Your firs look frazzled. A mysterious invader has pounced upon your pines.
Who ya gonna call?
If you’re a Christmas tree grower in the Inland Northwest, you call Dan Barney. Farmers with anxious questions track him down at the University of Idaho’s Research and Extension Center. They’ve even phoned his Sandpoint home at 4 a.m.
Farmer Dave Jenkins doesn’t call - he comes calling.
“If he gets a bug, he drives out to my station and says, ‘We’ve got a problem,”’ said Barney, laughing at the memory of Jenkins arriving in the research station fields, pests in hand.
Barney the Bugbuster’s official line of work is environmental plant stress physiology. The station, where he is superintendent and lone full-time scientist, deals with a wide range of questions: Can the wild huckleberry be domesticated? How hardy is the latest strain of wheat?

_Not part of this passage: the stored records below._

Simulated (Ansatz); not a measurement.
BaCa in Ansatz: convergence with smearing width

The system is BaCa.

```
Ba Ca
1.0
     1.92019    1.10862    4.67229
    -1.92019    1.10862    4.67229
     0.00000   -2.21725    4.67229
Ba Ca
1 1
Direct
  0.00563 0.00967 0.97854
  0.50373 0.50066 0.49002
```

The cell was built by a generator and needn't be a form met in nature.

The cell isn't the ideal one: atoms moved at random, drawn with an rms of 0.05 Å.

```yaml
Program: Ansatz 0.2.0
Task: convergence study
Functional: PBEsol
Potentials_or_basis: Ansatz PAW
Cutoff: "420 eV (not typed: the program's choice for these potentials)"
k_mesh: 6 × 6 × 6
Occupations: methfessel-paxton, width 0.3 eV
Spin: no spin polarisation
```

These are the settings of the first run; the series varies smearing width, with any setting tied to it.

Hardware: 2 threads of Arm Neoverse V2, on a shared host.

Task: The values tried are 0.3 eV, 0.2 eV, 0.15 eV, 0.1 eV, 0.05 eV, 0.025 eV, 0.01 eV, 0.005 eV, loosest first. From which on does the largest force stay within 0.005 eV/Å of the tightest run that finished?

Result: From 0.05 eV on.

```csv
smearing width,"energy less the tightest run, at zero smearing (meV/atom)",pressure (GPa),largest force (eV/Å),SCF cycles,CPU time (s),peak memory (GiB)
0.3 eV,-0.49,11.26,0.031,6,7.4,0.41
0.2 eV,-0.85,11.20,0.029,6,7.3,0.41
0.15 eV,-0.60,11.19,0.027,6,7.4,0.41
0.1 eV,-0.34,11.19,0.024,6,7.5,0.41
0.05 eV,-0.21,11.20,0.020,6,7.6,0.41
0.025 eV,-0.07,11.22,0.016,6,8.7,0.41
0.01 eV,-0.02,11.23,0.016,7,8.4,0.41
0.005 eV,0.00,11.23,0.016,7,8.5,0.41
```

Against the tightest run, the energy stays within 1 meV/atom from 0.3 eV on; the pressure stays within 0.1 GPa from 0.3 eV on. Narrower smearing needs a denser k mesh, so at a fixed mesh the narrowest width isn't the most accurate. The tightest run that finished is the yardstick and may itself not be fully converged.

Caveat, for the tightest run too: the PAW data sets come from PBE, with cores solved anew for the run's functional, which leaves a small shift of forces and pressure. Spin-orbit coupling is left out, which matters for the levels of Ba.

It’s practical science, aimed at making farms into successful businesses.
If people aren’t buying Christmas trees, it doesn’t do much good to help them survive. So Barney knows a lot about marketing, too. He commiserates with farmers over the nasty trend toward artificial trees. He applauds them for offering sleigh rides and other enticements to attract the cut-your-own crowd.
Barney has been at the research station for 10 years. Work on Christmas trees began here a half-century ago. The idea was to learn the nutritional needs of cultivated conifers, and find out which species grew best in the region.
Some research is done on the station’s 60 acres. There, experiments can be easily controlled. Sometimes, it’s carried out in commercial fields, where researchers can observe real-life conditions and benefit from the farmers’ knowledge.
The Christmas tree industry is relatively small here, especially compared with Oregon and the wetter side of Washington. But there are about a million yule trees planted in Eastern Washington, North Idaho and Western Montana, said Barney.
One of the biggest mistakes farmers can make is thinking that they can plant seedlings, wait eight years, and start cashing those yuletide checks.
Tree farming is a year-round proposition, Barney said. In winter, you plan. In spring, you plant. In summer, you prune. In autumn, you harvest.
“After its third year in the ground, a tree must be trimmed, sheared or hand-pruned every year. That’s especially true of pines,” he said. “The best growers probably have their hands on each tree three times a year.”
He stood at the Jenkins & Son farm north of Sandpoint and examined a pointy-topped fir. It had been shaped by frequent shearings.
“We call this a pencil-sharpener tree. It’s about 50 percent as wide as it is tall.”
Barney ranks Dave and Kitty Jenkins among the best growers. Dave and his dad went from ranching to the tree business 25 years ago, after cattle prices plummeted. The transition just made sense, said Dave Jenkins.
“Trees are what grow best here,” he said, standing in fields ringed by conifer-covered hills.
This has been a banner year for the Jenkins farm, according to his wife. “We shipped 25,000 trees, including 10,000 to Canada.”
Kitty Jenkins is the marketing maven of the family farm. While most of their trees are wholesaled or sold at the family’s own lots in southeastern Idaho, Kitty wants the cut-your-own business to grow. So she distributed $5-off coupons and was surprised by the number of people who came from as far away as Spokane.
Dismayed by the waste from damaged trees that couldn’t be sold, she started a wreath-making sideline.
Such ingenuity is a key to successful Christmas tree farming, said Barney. Farmers also must stay on top of trends. For example, the longtime favorite Scotch pine is becoming passe. Its long needles fall off too soon, said Barney.
The Fraser fir, a North Carolina native, is an up-and-comer. It lasts a long time in a tree stand and has airy boughs, just right for ornaments.
“The Douglas fir doesn’t do well here because of a bug problem,” Barney said. “And the Noble fir freezes its little buds off.”
Five years ago, the fragrant grand fir was the top star among Christmas trees. It became popular worldwide after it was developed by the Sandpoint research station in the 1970s and ‘80s, Barney said. Researchers bred it from Clearwater River Valley seed stock.
“The balsam fir is growing in popularity and will probably be the best tree in a few years,” Barney predicted.
Dave Jenkins isn’t too quick to make changes. He recalled the curious skepticism with which his Pocatello customers greeted grand fir not that long ago.
Accustomed to Scotch pines, they’d wrinkle their brows and say, “maybe we’ll try one next year.”
“People really know their Christmas trees,” he said. “They know what they want.”